Citing bias and flawed process, BCTF requests mediator to withdraw, asks LRB to intervene

The BC Teachers’ Federation this morning has made application to the Labour Relations Board seeking to have the appointment of Dr. Charles Jago as mediator in the current labour dispute quashed.

On April 2, BCTF President Susan Lambert wrote to Dr. Jago respectfully requesting that he step down as mediator, citing numerous factors that create an apprehension of bias. One day later, Dr. Jago wrote back, saying he declined to withdraw.

Despite Dr. Jago’s assurances of his impartiality, the BCTF remains unsatisfied that he could reasonably be viewed as impartial. Therefore the BCTF has gone to the LRB. “This government has legislated a biased process and appointed a mediator who not only lacks experience, but evidently lacks impartiality as well,” Lambert said.

The BCTF is concerned about a 2006 report on public education in BC done by Dr. Jago on commission to former Premier Gordon Campbell’s Progress Board. The report’s findings clearly foreshadow positions taken by the BC Public School Employers’ Association at the bargaining table and also reflect policy directions laid out in Bill 22. “Obviously there is a strong linkage between Dr. Jago’s thinking, and the bargaining and policy objectives of this government,” Lambert said.

The BCTF is also deeply troubled by the fact that, according to Dr. Jago, Deputy Education Minister James Gorman first approached him about taking on the mediation role in early February, at which time Dr. Jago tentatively accepted. This agreement was reached long before Education Minister George Abbott asked the BCTF for suggestions as to who teachers thought might successfully mediate the dispute. The BCTF suggested Justice Stephen Kelleher or Justice Ian Donald, both senior judges with extensive experience in labour relations and mediation.

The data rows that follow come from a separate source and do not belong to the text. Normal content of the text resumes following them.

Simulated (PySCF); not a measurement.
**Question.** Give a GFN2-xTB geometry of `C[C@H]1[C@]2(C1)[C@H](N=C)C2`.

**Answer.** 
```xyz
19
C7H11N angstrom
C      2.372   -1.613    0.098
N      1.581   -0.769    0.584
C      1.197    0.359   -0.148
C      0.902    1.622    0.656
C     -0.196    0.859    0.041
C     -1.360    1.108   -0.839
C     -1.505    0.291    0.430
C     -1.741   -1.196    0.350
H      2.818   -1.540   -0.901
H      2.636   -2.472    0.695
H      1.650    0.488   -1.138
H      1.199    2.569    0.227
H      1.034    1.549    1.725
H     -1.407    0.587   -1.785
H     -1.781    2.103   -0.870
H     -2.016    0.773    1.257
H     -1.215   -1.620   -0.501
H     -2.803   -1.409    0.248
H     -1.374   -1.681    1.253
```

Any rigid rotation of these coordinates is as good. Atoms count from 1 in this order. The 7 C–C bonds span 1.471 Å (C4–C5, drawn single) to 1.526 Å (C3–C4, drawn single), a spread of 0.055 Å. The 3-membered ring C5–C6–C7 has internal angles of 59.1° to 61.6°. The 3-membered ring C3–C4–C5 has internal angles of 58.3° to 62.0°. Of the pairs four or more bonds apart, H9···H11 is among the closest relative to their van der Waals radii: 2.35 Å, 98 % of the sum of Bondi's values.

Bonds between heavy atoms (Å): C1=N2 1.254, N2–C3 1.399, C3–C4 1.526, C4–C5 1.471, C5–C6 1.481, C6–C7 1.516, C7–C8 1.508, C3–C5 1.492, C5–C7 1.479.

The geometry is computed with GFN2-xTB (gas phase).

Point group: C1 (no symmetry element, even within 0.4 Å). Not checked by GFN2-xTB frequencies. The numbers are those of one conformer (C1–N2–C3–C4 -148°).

Also in early February, and equally disturbing, Dr. Jago told BCTF representatives that he was given the opportunity to review and “to wordsmith” a draft of Bill 22 before it was tabled in the Legislature. He agreed, even though this was the very legislation he would later be expected to interpret impartially as a mediator. Abbott publicly announced Dr. Jago’s appointment on March 28. The BCTF learned about the appointment from media reports, not from the minister himself.

“Clearly there is a reasonable apprehension of bias here,” Lambert said. “What faith can teachers put in this mock mediation process, which is already so fundamentally skewed against us?”